Among the rumored perks of membership is a $15,000, no-strings-attached gift, plus a promise that members will receive an income for life. For fun and relaxation of the most exclusive kind, the Skull and Bones maintains a members-only island resort in the St. Lawrence River that is the site of their annual retreats.
But more than their undergraduate bonding in the crypt, the real benefits of membership in the Order come after graduation, through the society’s vast network of connections and contacts within the U.S. ruling class. It is, of course, here that the Skull and Bones ceases to be an old and silly college fraternity and transmogrifies into what many believe to be a nearly omnipotent conspiracy.
Barbarians at the Gates
The Skull and Bones may have many traditions that remain secret, but this is not due to a lack of trying by curious and rebellious outsiders (referred to as “barbarians” by Bonesmen). The first “raid” of the Skull and Bones tomb occurred on 29 September 1876 when a small group, mockingly calling itself the “Order of the File and Claw,” managed to break into the “sanctum sanctorum.”

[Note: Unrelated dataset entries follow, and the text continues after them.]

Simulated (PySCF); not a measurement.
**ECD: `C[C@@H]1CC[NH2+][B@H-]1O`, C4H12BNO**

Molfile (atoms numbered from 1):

Inside they found occult symbols, plenty of skulls and bones, portraits of the founders, and strange German slogans about death and such (from which John Birch Society types have concluded that the Skull and Bones is, in fact, the second house of the Bavarian Illuminati).
The second major rash of break-ins occurred nearly a century later as waves of radicalism and feminism swept over the Yale campus, leaving the impression that the Skull and Bones was simply a WASPish boys’ club irreparably in decline. John Pogue, the writer and producer of the 2000 film The Skulls, claimed to have infiltrated the Tomb during his days as a Yale student in the 1980s.
And in the latest violation of its sacred rituals, a team of students armed with a night-vision camera and climbing equipment managed to capture videotape footage of the Skull and Bones’ melodramatic initiation rites, filled with shrieking and mock violence in which a member dressed up as George W. Bush can be heard saying, “I’m gonna kill you like I did Al Gore!”
During George H. W. Bush’s run for the presidency in 1988, Bob Woodward (a member of competing Yale secret society Book and Snake) managed to find several of Bush’s fellow Bonesmen who were willing to talk openly about “the Order,” including several (nonsexual) details of Bush’s life-story confessions.
These members revealed that one of the two men who were killed when Bush’s plane was shot down in World War II was a member of Skull and Bones, and that Bush grieved deeply for years with this knowledge.
As the first oil baron turned CIA director to become president, Bush could not shake the establishment aura of Yale and the Skull and Bones, and during his reelection bid in 1992, the reactionary-populist Pat Buchanan accused Bush of “running a Skull and Bones presidency.”
However, no such slights or loose lips could be found when it came time for the New Haven–born Texan George W. Bush to make his bid for the White House. In one campaign interview, George W. refused to publicly admit that he was a member and claimed not to know if the society still existed.
However, it is widely rumored around the Yale campus that George W. had his 1968 class of Skull and Bones as guests in the White House shortly after the inauguration to thank them for their assistance and their silence. One can only imagine what they might recall from his “bright college years.”
In 1991 another break-in of sorts occurred when the Skull and Bones engaged in a semipublic debate over the admission of women. Given the highly sexualized nature of the initiation rituals and the masculine bonding that members believe gives the Order its cohesion and loyalty, many members bitterly opposed the inclusion of women. However, the Bonesmen finally voted to admit women, with an as yet unknown modification to their rites and rituals.
At the start of the twenty-first century, with a member in the White House, the Skull and Bones continues to recruit a mix of the well-bred (George W.’s daughter Barbara is certain to be tapped) with the most forward thinking and brightest campus leaders, thereby continuing to fulfill its self-ascribed mission of reproducing the U.S. ruling class.